Jewellery for T-shirts

Helen Britton, Justine McKnight,

February 1, 2014 to February 8, 2014

The t-shirt is a primary piece of clothing and also an Australian one; hanging faded on the Hills Hoist, crunchy with salt after a day at the beach, sticky with melted raspberry icy pole, smeared with grease after fixing the Holden or the Ford (depending on your inclination), torn and bloody after a Friday night brawl at the pub. With our shared bogan cultural heritage, we both had favorite t-shirts that would be worn until they fell apart.

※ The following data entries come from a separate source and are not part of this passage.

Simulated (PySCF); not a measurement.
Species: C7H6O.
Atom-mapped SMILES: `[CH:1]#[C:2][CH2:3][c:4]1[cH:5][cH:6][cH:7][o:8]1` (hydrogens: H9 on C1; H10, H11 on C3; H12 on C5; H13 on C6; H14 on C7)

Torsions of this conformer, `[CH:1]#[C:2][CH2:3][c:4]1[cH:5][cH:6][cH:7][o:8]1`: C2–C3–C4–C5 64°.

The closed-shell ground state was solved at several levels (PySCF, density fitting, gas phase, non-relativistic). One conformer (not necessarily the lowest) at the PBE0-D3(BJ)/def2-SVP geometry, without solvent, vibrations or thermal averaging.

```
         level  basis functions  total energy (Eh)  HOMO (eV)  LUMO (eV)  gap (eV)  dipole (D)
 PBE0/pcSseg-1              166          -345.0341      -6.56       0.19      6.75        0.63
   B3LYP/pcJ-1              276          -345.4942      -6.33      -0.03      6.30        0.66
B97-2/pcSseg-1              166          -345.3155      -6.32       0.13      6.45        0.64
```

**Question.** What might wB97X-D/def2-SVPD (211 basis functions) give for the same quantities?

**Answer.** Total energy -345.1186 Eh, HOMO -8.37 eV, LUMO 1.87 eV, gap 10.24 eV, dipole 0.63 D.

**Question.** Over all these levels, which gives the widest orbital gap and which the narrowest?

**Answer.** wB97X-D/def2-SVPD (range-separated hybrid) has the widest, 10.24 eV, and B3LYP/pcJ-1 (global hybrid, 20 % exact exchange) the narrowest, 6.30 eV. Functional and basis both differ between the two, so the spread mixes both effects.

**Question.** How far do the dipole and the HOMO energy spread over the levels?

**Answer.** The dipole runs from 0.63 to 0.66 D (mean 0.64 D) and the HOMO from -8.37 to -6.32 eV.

Justine and I started discussing the t-shirt work in 2009. We considered its relevance to our experience of garments, how it is worn and how it wears, the traces of life that a well-loved t-shirt carries embedded in its fibres. We produced the first body of work later that year and this was our first “stepping in” to working together after years of knowing each other, enjoying one another’s work and discussing the possibilities of collaboration. We were keen to explore the potential of responding to each other’s practice and in challenging one another to new extensions of our individual work. Justine’s understanding of process, in relation to stains and marks left in garments, was played out on t-shirts in the initial series, and these t-shirts resonated with the flat, graphic, light shapes I was developing for brooches and necklaces. We then continued on to produce Awkward Beauty with Michelle Taylor, which was a whole other ball game.

We have now worked closely together for 4 years and have reached a new stage in our collaborative process. The t-shirt evolves but we remain committed to this simple, iconic garment as the parameter for our research. A light, flexible, generic form, its edges shift to accommodate the ideas that interest us. This is darker work, more slippery: the contained forms vibrate with the marks and traces of the chaos of events. The processes are at times industrial, demanding and harsh.

We’re intrigued by the interplay between clothing and jewellery. The physicality of one influences the other as we work with the weight of cloth or metal, the size and shape of elements, the texture of a surface or an edge. Then there’s the content: deconstruction, process, mark, gesture, structure and materiality. Transience.
The forms react to one other, not only through the making process, but finally on the body as well: arranging, rearranging, each movement suggesting new possibilities.